Published: April 22, 2005


Been thinking about “authority.” It’s a word you hear and read a lot in high-brow piping circles. There must be “authority” to everything we play. Settings of set tunes aren’t acceptable without recognized “authority.” The Piping Times purports to be an “authority” on piping.

I’m all for knowledgable and respected people providing advice and constructive criticism to others, and if that’s authority, great. But in musical terms, what constitutes authority? Who suddenly has a right to be an authority on the way the music should be played? Why do we always try to limit our music to something that has already been done and established and accepted?

I’ve always found it funny that winning certain prizes makes people an authority. Gold Medals won by those who really know only a handful of tunes are suddenly catapulted into “authority” territory, while guys who toiled in the contests for years who know more than 100 tunes and every one of their settings are overlooked.

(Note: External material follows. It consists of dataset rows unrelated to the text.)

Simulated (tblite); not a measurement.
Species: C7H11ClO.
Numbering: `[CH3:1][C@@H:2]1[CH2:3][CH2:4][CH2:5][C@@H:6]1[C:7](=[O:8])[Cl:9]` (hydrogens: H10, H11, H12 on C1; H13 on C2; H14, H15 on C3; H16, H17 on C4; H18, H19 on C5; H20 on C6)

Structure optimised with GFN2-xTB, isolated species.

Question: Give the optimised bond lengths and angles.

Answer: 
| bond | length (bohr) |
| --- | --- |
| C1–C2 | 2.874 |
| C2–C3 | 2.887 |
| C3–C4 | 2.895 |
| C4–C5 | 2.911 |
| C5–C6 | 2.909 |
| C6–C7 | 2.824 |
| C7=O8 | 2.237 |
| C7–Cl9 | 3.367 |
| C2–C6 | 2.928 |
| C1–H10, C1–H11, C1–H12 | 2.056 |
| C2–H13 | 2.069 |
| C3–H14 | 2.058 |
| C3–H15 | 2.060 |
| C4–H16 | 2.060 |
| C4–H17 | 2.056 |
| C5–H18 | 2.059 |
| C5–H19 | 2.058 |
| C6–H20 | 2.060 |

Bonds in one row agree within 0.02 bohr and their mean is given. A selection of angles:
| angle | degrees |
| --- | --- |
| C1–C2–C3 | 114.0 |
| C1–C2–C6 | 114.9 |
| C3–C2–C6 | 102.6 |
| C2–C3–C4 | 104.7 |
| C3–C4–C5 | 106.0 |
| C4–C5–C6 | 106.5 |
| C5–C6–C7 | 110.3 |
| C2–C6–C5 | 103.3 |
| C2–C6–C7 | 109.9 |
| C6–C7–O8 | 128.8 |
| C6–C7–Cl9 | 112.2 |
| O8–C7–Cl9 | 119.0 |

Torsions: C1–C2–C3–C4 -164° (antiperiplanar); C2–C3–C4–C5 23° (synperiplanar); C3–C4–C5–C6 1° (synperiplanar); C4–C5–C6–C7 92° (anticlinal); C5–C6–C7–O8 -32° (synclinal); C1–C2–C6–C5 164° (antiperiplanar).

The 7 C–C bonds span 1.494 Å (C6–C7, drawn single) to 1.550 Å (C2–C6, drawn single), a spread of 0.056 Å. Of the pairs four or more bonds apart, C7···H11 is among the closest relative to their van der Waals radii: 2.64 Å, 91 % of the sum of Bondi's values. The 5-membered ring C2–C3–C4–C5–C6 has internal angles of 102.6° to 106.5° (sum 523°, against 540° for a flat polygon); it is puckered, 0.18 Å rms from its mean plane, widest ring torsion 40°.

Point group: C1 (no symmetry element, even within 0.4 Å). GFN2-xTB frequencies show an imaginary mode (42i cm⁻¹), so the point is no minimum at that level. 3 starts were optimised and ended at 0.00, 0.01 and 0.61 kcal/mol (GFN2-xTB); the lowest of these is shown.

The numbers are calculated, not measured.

A friend of mine was asked by a judge after he played in a piobaireachd contest, “Who is the ‘authority’ for the way you played that tune?” His response was, “Me.” It was as if the judge needed some recognized name attached to the tune to award a prize. Not having that gave the judge enough courage to leave my friend out of the prizes. What a crock.

Shouldn’t we stop using “authority” as a crutch for our own broken courage, and simply play and award prizes to the music that we like?

“I fought authority, authority always wins,” sang John Mellencamp before he had the courage to banish the “Cougar” name given to him by music-business “authorities.”

It’s time we banished the word “authority” from piping. It’s creepy.